WILTSHIRE MPs Robert Buckland and Claire Perry were last night facing calls to resign their ministerial jobs, after they abstained on a critical Brexit vote.

Members of parliament voted by 321 votes to 278 to reject a no-deal Brexit. It meant a second night of defeat for prime minister Theresa May, whose original motion would have stopped the UK crashing out of the EU with no deal on March 29 but would have kept the option on the table.

Mr Buckland and Ms Perry were among 17 ministers who did not cast their ballots in the crucial no-deal vote. Others included work and pensions secretary Amber Rudd.

It is as yet unclear what will happen to the two MPs. Mr Buckland has served as South Swindon’s member of parliament since 2010 and Ms Perry was voted in by her Devizes constituents in the same year.

A Downing Street source late last night said ministers who voted against the government would be expected to resign, but did not clarify what would happen to those who abstained.

"Voting against the government is a resigning matter," the source told the Press Association.

However, Sky News later reported the ministers were unlikely to be asked to resign. Only Sarah Newton, a DWP minister who actively voted against the prime minister, would go.

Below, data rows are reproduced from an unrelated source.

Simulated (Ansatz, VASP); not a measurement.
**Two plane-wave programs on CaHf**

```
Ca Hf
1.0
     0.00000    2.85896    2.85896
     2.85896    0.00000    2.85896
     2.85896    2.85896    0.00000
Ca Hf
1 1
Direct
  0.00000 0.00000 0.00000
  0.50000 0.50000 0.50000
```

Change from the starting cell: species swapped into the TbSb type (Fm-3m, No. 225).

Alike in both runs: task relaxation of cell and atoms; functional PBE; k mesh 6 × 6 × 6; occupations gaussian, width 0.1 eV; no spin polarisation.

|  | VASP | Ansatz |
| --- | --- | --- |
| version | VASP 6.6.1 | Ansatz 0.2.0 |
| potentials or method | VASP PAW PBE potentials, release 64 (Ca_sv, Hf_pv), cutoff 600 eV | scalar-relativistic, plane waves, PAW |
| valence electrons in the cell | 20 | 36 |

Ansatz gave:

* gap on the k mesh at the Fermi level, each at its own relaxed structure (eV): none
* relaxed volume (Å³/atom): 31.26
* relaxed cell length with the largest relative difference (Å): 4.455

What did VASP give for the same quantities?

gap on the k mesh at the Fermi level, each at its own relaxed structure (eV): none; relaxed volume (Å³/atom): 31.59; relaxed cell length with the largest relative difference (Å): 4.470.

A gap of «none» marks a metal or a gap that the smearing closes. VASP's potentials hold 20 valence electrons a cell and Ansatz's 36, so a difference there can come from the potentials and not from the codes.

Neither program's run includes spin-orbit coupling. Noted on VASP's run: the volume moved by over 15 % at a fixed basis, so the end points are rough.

On social media last night, there were calls for the abstaining ministers to step down. One man, who claimed to be Mr Buckland’s constituent, said: “I will do my best to ensure South Swindon do not elect him again.” Nick Martin, the chairman of the Swindon Conservative Association, was said to be absolutely backing his South Swindon MP.

Justin Tomlinson, North Swindon MP, called on fellow politicians to “dig themselves out of their respective trenches and compromise to break the deadlock”.

Speaking after the government's defeat yesterday Mr Tomlinson said: "The public and businesses are clear they want a Deal which delivers Brexit, ends uncertainty and allows everyone to move on.”

Mrs May told MPs she accepted there was a clear majority against no-deal in the Commons.

But she insisted no-deal remains the default option in UK and EU law unless a withdrawal agreement is reached.

MPs are expected to today debate a government motion to extend the Brexit date from March 29 to June 30.

  • A previous version of this article listed Philip Hammond, rather than Stephen Hammond as one of the ministers to abstain from voting. The Swindon Advertiser would like to apologise for this error.